Data Structures¶
A data structure is a way of organising data so that the operations you need to perform on it are efficient. The choice of structure shapes how fast your program runs and how clean the code that uses it looks.
This chapter is about choosing. C++'s standard library provides solid, well-tested implementations of every data structure you will need this semester; your job is to pick the right one for the job. We will look at what each one is good at and let go of the temptation to implement them from scratch.
The mental model¶
Every data structure is a trade-off. Adding to one is fast; finding in another is fast; iterating in order through a third is fast. There is no "best" data structure; only the one that fits the operations you actually do.
The questions to ask:
- How will I add items? At the end, at the front, in the middle?
- How will I find items? By index, by key, by scanning?
- Do I need them in order? Insertion order, sorted order, or no order?
- Will the size change? At compile time, at runtime, often, rarely?
The answers usually pick the container for you.
Sequence containers¶
Containers that store a linear sequence of values.
std::vector<T>: dynamic array¶
Elements live in contiguous memory, like a C array, but the size can grow at runtime.
#include <vector>
std::vector<int> readings;
readings.push_back(42); // add to the end, fast
readings.push_back(17);
readings.push_back(99);
int first = readings[0]; // index access, constant time
readings.size(); // 3
| Operation | Cost |
|---|---|
Index access (v[i]) |
O(1) |
push_back (append) |
O(1) amortised |
| Insert/remove in the middle | O(n), everything after has to shift |
Find by value (std::find) |
O(n) |
Use vector by default. Only reach for something else if your usage pattern genuinely conflicts with what vector is good at.
std::array<T, N>: fixed-size array¶
Like std::vector but the size is fixed at compile time. Lives on the stack, no heap allocation.
Use when the size is known and won't change: fixed-length sensor packets, lookup tables, matrix dimensions.
std::deque<T>: double-ended queue¶
Like vector, but also fast to add or remove at the front.
#include <deque>
std::deque<int> buffer;
buffer.push_back(1); // add at the back
buffer.push_front(0); // add at the front, fast
The cost is that elements are not in one contiguous block, so it's slightly less cache-friendly than a vector. Use when you need fast inserts at both ends.

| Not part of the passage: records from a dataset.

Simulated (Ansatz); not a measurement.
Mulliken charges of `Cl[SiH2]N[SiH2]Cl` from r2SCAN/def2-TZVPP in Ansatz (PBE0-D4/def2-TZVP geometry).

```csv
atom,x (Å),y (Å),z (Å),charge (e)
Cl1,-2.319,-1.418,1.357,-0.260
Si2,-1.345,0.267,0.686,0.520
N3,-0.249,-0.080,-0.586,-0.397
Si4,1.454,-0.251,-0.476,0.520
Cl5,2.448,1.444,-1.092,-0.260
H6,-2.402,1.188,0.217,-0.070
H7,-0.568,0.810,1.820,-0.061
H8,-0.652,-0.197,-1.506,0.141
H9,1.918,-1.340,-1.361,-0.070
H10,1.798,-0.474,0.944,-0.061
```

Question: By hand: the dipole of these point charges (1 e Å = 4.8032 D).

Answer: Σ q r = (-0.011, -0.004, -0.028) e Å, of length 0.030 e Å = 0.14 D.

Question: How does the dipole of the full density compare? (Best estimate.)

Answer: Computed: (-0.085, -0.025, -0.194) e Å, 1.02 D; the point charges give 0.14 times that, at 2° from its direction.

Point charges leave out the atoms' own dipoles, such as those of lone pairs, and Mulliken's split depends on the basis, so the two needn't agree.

std::list<T>: doubly linked list¶
Each element holds pointers to the next and previous. Insertions and deletions anywhere in the list are O(1) — but you also lose O(1) index access and most of the cache-friendliness of vector.
#include <list>
std::list<int> jobs;
jobs.push_back(1);
jobs.push_front(0);
// jobs[2] does NOT work, no index access
In practice, std::list is rarely the right choice. Modern hardware loves contiguous memory; the constant-factor cost of pointer-chasing through a linked list often outweighs the algorithmic advantage. Use only when you specifically need to splice items between lists, or remove from the middle while holding an iterator to the item.
The difference is the shape in memory: a vector packs its elements side by side in one block, while a list scatters them and links each to the next with a pointer:
Associative containers¶
Containers that store key-value pairs (or just keys), with fast lookup by key.
std::map<K, V>: sorted key-value store¶
Keys are kept sorted. Lookup, insertion, and deletion are O(log n).
#include <map>
std::map<std::string, double> sensorOffsets;
sensorOffsets["temp"] = -0.5;
sensorOffsets["voltage"] = 0.01;
double t = sensorOffsets["temp"]; // -0.5
sensorOffsets.contains("temp"); // true
for (const auto& [name, offset] : sensorOffsets) { // [name, offset] splits each key/value pair
// iterates in alphabetical order of key
}
Use when you need fast key lookup and you want to iterate in sorted order, or you want to do range queries on keys.
std::unordered_map<K, V>: hash-based key-value store¶
Same interface as std::map, but unordered. Backed by a hash table, so lookups are O(1) on average.
#include <unordered_map>
std::unordered_map<int, std::string> users;
users[1] = "alice";
users[2] = "bob";
| Property | std::map |
std::unordered_map |
|---|---|---|
| Underlying structure | Balanced tree | Hash table |
| Lookup | O(log n) | O(1) average |
| Order of iteration | Sorted by key | Unspecified |
| Memory overhead per element | Higher | Lower (usually) |
| Required from the key type | Less-than comparison | Hash + equality |
Default to unordered_map. Pick map when you want ordering.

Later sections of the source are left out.